3 min read
Continuous Delivery vs. Continuous Deployment

The term CI/CD gets used a lot to describe how to modernize the Software Delivery Lifecycle (SDLC). While there’s usually clear understanding on what CI - Continuous Integration means, that clarity isn’t always present surrounding the CD part.

The reason? CD can have two similar, but distinct meanings - Continuous Delivery or Continuous Deployment.

Comparison

Continuous Delivery

Through the Continuous Integration process one or more artifacts are generated that can be used to deploy infrastructure and application code. Continuous Delivery is the act of deploying those artifacts into environments in an automated fashion.

Deployments made to production require a manual intervention often times consisting of testing, approvals, and release schedules.

Continuous Delivery

Continuous Deployment

Continuous Deployment follows the exact same pattern as Continuous Delivery pattern seen above with one key differentiator.

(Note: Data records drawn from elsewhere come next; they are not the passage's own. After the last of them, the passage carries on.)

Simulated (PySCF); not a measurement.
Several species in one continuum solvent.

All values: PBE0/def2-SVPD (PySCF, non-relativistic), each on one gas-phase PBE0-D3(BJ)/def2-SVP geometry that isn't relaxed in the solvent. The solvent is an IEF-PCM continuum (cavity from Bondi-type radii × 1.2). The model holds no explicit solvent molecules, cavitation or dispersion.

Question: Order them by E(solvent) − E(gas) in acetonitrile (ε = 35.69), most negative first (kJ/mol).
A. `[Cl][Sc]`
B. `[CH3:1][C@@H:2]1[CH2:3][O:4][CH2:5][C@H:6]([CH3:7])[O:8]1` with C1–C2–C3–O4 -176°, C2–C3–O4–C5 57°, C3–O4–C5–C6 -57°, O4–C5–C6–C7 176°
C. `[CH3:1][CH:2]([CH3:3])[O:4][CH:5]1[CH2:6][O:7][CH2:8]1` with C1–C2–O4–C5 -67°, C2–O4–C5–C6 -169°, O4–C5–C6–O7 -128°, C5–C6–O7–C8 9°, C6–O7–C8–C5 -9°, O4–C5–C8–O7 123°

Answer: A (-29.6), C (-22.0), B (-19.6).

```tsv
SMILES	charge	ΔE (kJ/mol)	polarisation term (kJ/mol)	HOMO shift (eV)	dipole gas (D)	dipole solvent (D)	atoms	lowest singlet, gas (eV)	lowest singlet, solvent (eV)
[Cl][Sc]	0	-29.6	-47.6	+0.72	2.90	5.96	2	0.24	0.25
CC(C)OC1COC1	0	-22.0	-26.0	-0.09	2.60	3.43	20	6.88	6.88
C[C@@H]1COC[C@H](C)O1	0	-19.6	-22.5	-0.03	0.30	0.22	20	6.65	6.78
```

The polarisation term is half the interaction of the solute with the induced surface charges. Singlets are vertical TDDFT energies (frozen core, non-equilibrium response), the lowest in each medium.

Humans intervention is removed from the process.

Continuous Deployment

Why would you want to use Continuous Deployment?

Getting to the point of deploying all the way through to the production environment using automation eliminates unnecessary human effort and toil and facilitates a much greater rate at which technical features can be delivered to achieve desired business outcomes.

How might you get there?

WARNING: This usually doesn’t happen without a fair amount of investment.

What does it take to achieve this nirvana state of practicing Continuous Deployment?

A few thoughts come to mind:

  • Small changsets
  • Unit testing performed via CI
  • Integration testing built into the pipeline
  • Pipeline integrated with ChatOps tool of choice (Teams, Slack, etc.)
  • Well instrumented systems for logs, metrics, and traces

I’m sure a few other ideas might come to your mind.

The most critical characteristic to allow for Continuous Deployment is an organizational culture that breaks down silos between technical teams and unites technical teams with their business counterparts. A culture based on trust, collaboration, and continuous improvement are required to facilitate this level of automation in an organization’s SDLC.